Where can you go with a liberal arts degree? What options are out there for Lawrence graduates? The Career Corner tells the stories of some almni who have found answers to these questions and proves that, yes, there is a job out there for you.Kathleen Callaghan, class of 1999, has been busy these past three years. After graduating from Lawrence with a double-major B. MUS. in Horn Performance and Instrumental Music she got a summer internship at the Wolf Trap Foundation for the Arts in Washington, D.C. Callaghan describes Wolf Trap as a performing arts venue hosting classical, rock, country, opera, and pop artists. It is also “the only national park devoted to the arts,” says Callaghan.
Prior to graduation, Callaghan had been offered a job at the Lawrence Admissions Office; she returned in September as an intern, and from there Callaghan said she was “phased into a position as a Conservatory Admissions Counselor.”
After leaving Lawrence again in August of 2001, Callaghan began graduate school at the University of Wisconsin, Madison.
“I didn’t actually leave Lawrence once I came [to Madison],” said Callaghan. “I taught at the Arts Academy.” Callaghan also worked with Bachelor of Music students at the con. She was a lecturer in music for 2001-2002.
Currently, Callaghan is the coordinator for the student teaching division at UW-Madison., where she is also a full-time student. She plans to continue her career in arts administration, although there are challenges ahead for non-profit organizations, especially symphonies, she says.
“I’m constantly working against some numbers I can’t exceed,” she says. She says “non-profits are currently threatened,” due to less funding from corporations and individuals. Some symphonies, she says, are going bankrupt and “dissolving.”
There is, however, some very good news about the field of arts administration. According to Callaghan, a degree in arts administration is often not required. Practical, hands-on experience tends to be more desirable in this field.
For students thinking about arts administration early in their academic careers, says Callaghan, “There are great internships offered throughout the United States that will give you great hands-on experiences.”
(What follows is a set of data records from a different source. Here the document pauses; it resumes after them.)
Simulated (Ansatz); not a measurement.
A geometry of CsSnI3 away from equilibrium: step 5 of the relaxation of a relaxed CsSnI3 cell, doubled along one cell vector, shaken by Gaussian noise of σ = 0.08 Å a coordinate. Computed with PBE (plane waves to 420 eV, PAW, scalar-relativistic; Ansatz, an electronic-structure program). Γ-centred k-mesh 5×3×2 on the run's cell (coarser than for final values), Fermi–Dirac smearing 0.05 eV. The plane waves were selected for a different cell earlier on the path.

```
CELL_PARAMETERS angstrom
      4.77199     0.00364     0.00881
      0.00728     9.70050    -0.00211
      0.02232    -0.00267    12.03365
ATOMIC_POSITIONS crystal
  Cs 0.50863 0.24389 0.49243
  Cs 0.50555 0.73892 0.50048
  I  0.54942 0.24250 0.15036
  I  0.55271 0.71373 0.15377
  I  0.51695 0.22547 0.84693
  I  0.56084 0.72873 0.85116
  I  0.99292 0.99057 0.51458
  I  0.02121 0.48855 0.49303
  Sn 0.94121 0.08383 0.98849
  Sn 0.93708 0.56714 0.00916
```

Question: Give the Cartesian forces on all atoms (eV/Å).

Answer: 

Callaghan also commented on her own experiences internship-hunting, saying she would frequently visit the career center and take the chance of applying, even if it turned out that she didn’t get the internship she wanted.
For students currently looking for internships Callaghan advises, “What’s supposed to fit is going to fit.
“You’ve got the great liberal arts experience . . . there are going to be people who will recognize that.